Can somebody give me hint to solve the following problem: Let $Y1,Y2,Y3, \ldots$ be a sequence of positive i.i.d. random variables with $0 < E[\ln Y_i]=\gamma<\infty$. Define the sequence ${X_n,n=1,2,3,...}$ as\begin{equation} X_n=(Y_1 Y_2 Y_3 \cdots Y_{n-1}Y_n)^{\frac{1}{n}}, \qquad \textrm{ for }n=1,2,3,\cdots. \end{equation}show that $X_n \xrightarrow{p} e^{\gamma}$.
My attempt: By continuous mapping theorem, $X_n \xrightarrow{p} e^{\gamma} \implies Z_n = \ln X_n \xrightarrow{p} \gamma$. Now,
$P(|Z_n-\gamma|) \geq \epsilon ) \leq \frac{Var(Z_n)}{\epsilon^2}$, by Chebyshev's ineqality. The question is: How to bound the variance?

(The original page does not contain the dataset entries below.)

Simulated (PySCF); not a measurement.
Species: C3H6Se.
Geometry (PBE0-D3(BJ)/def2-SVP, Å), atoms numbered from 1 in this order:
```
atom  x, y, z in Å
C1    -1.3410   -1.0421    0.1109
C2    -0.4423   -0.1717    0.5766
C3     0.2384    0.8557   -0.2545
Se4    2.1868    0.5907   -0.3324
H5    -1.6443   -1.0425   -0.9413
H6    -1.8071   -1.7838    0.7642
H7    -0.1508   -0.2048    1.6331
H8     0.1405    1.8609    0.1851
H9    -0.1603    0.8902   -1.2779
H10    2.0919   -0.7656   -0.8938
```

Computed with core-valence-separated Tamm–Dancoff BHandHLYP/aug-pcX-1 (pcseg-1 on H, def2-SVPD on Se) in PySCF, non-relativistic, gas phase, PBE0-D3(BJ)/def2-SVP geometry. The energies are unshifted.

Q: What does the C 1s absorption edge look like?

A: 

The weak law of large numbers implies $\frac{1}{n} \sum_{i=1}^n \ln Y_i \overset{p}{\to} \gamma$. The continuous mapping theorem then implies $X_n = e^{\frac{1}{n} \sum_{i=1}^n \ln Y_i} \overset{p}{\to} e^\gamma$. The weak law of large numbers does not require that the variance of $\ln Y_i$ is finite.